On Tuesday night, both towns will vote on whether to seal the deal.

In 2008, the towns' grade schools merged, administratively, under Union 71 to have one superintendent. Two years later, the Mount Greylock school district superintendent would also hold the Union 71 position. In the 2010-11 academic year, the three schools started collaborating on educational programs so sixth-graders from both towns were on the same level entering the Grade 7-12 Mount Greylock campus.

"For example, we began aligning the math curriculum ... that happened because all three [school] principals cooperated," said Kimberley Grady, interim superintendent for all three schools.

Unifying Lanesborough and Williamstown on the grade-school level apparently has been a success, according to Lanesborough Select Board Chairman John Goerlach.

"The kids seem to do better when they get together at [Mount Greylock]," he said.

Goerlach noted that his three-person board didn't issue a formal recommendation on regionalization so as not to influence voters.

Lanesborough and Willamstown will hold separate special town meetings Tuesday on whether to finalize a formal pre-K through 12 regional entity. Lanesborough voters will gather at 6 p.m., and Williamstown, at 7 p.m., both at their respective elementary schools.

"It's almost a no-brainer, the next logical step," said Jen DeChaine, mother of a Mount Greylock eighth-grader and two students at Lanesborough Elementary.

The Lanesborough Elementary PTO president's enthusiastic support for regionalization is getting mixed reviews among some town officials, who say they are also hearing the pros and cons of the merger from among residents.

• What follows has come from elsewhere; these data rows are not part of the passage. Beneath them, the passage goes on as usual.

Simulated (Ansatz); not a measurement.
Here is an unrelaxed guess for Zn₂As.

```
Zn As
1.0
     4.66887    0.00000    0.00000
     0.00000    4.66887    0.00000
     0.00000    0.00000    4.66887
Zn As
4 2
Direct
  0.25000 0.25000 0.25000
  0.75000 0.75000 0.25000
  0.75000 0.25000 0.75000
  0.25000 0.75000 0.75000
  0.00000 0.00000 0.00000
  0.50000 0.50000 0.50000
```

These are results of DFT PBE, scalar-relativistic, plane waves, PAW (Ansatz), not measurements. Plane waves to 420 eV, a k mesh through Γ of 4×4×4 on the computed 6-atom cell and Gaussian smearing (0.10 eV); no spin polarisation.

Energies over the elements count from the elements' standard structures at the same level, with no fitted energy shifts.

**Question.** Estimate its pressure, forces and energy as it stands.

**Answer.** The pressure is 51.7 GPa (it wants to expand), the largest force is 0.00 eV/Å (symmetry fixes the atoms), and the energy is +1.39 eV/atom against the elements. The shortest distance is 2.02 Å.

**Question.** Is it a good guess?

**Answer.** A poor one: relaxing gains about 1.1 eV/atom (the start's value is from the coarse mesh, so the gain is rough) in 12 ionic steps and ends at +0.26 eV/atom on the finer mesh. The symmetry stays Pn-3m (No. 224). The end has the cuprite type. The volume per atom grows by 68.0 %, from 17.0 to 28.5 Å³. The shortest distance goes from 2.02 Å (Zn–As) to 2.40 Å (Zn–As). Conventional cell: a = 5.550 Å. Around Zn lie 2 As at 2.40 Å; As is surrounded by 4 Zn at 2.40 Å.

Proponents of rolling the two town schools into the Mount Greylock district cite as advantages to unification a more streamlined school system overseen by a single school committee, a more efficient central administration and additional savings for taxpayers.

Opponents fear loss of local control of their elementary schools and the possibility one might close if enrollment declines.

Under the expansion plan, a single superintendent position would cover all three schools. The existing seven-member Mount Greylock School Committee would be the sole elected governing body for the new district. The individual elementary school district committees would disband after June 30.

Central administration reporting to one school board would greatly reduce the number of meetings for administrators.

"You can't expect eight people to answer to three school committees and other boards — that's just not sustainable," Finance Committee member Ron Tinkham told The Eagle.

"We're talking about a total of 15 people to fill the committees, and in this day and age, it's tough to find volunteers," Grady noted.

The existing committee makeup would remain: four members from Williamstown and three from Lanesborough. Voters in both municipalities would elect all seven to staggered four-year terms. The first election is set for Nov. 2018. In the interim, a transitional regional school board would consist of two Williamstown and Lanesborough representatives from the Mount Greylock Regional School Committee, two from the Williamstown School Committee and one from the Lanesborough School Committee.

Losing the municipal school committee doesn't sit well with Lanesborough Finance Committee Chairman Ray Jones.

"Is anyone concerned about the autonomy? Is anybody concerned about giving up a little bit of power, the voting, the individual rights we have as a town?" Jonse said at a recent finance meeting. The five member panel voted 3-2 in support of regionalization.

School officials have emphasized that each annual town meeting will vote on budgets for their respective elementary schools. The existing school councils, an advisory panel of parents, students, teachers and community members, will have more input on spending, school policy and operation of their school.

"We have to talk up the power of the school council; that's where our voices will be heard the loudest," said Finance Committee member Jodi-Lee Szczepaniak-Locke.

The future of Lanesborough Elementary has also been a concern of many voters, according to Selectman Robert Ericson.

"Losing local control is the big hue and cry," he said "At some point in time we might have to close an elementary school due to declining enrollment. People are afraid a local school will disappear."

The proposed pre-K through-12 district document requires both towns' approval to close a school — an unlikely scenario according to supporters.

"I don't believe Williamstown and Lanesborough will combine the schools; there's too much of a distance (17 miles) between the two," Tinkham noted.

Tuesday's vote comes on the heels of the recent closing of Cheshire Elementary School in the Adams-Cheshire Regional School District, and DeChaine fears there is an underlying current of opposition to a single school district.

School officials continue to fend off potential negativity with the facts about the proposed agreement.

"People aren't asking questions, but we keep putting information out there," said Lanesborough School Committee Chairwoman Regina DiLego.

"We've been building a layer of trust, and the proof that we can cooperate is critical for voters to know," she said.

Making the switch to a single district has some cost savings to taxpayers. The new district would continue to save about $400,000 annually, as it has the past decade under a streamlined administration for all three schools. Additional net savings of $121,000 are likely with a potential boost in state transportation of $191,000, based on fiscal 2018 calculations, minus the one-time, $70,000 compensation when merging teacher and the other union contracts from all three schools.The taxpayers would maintain ownership of their respective elementary schools, with each town responsible for capital debt attached to their respective school, according to the proposal.

All three schools' principals would remain, but the individual school budgets would be combined into a single spending plan. Each spring, the towns would vote on an operating budget assessment toward funding their respective elementary schools and paying their share of the Mount Greylock operating expenses for each fiscal year starting July 1.